In part of some proof, I have a doubt in the following step:
Let $(\Omega, \mathcal{A}, \mu)$ be a measure space. Let $M\in\mathcal{A}$, $(M_n)_{n\in\mathbb{N}}$ be a sequence of disjoint set of $\mathcal{A}$ and $M:=\bigcup_{n}M_n$. For $f\in L^2(\Omega, \mu)$, set $f_k := \sum_{n=1}^{k} \chi_{M_n}f$.
Why do we have $|\chi_{M}f-f_k|^2 \leq 4|f|^2$ on $\Omega$? If $x\in M$ but $x \notin M_n$ $\forall n \leq k$, then $\chi_{M}f=f, f_k=0$ thus $|\chi_{M}f-f_k|^2 \leq |f|^2$, and for other cases, the RHS of the equality is $0$. So, where does the 4 in front of $|f|^2$ come from?

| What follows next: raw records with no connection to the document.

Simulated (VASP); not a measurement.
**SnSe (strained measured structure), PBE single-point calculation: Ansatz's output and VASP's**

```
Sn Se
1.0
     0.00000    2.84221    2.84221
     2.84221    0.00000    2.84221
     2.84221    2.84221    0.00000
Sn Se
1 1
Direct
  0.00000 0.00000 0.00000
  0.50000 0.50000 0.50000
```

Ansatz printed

I think that the proof would simply be
$|\chi_Mf-f_k| \leq |\chi_Mf|+|f_k| \Rightarrow |\chi_Mf-f_k|^2 \leq |\chi_Mf|^2+|f_k|^2+2|\chi_Mf||f_k| \leq |f|^2+|f|^2+2|f|^2 = 4|f|^2$
since $|\chi_Mf| \leq |f|$ and $|f_k| \leq |f|$ on $\Omega$.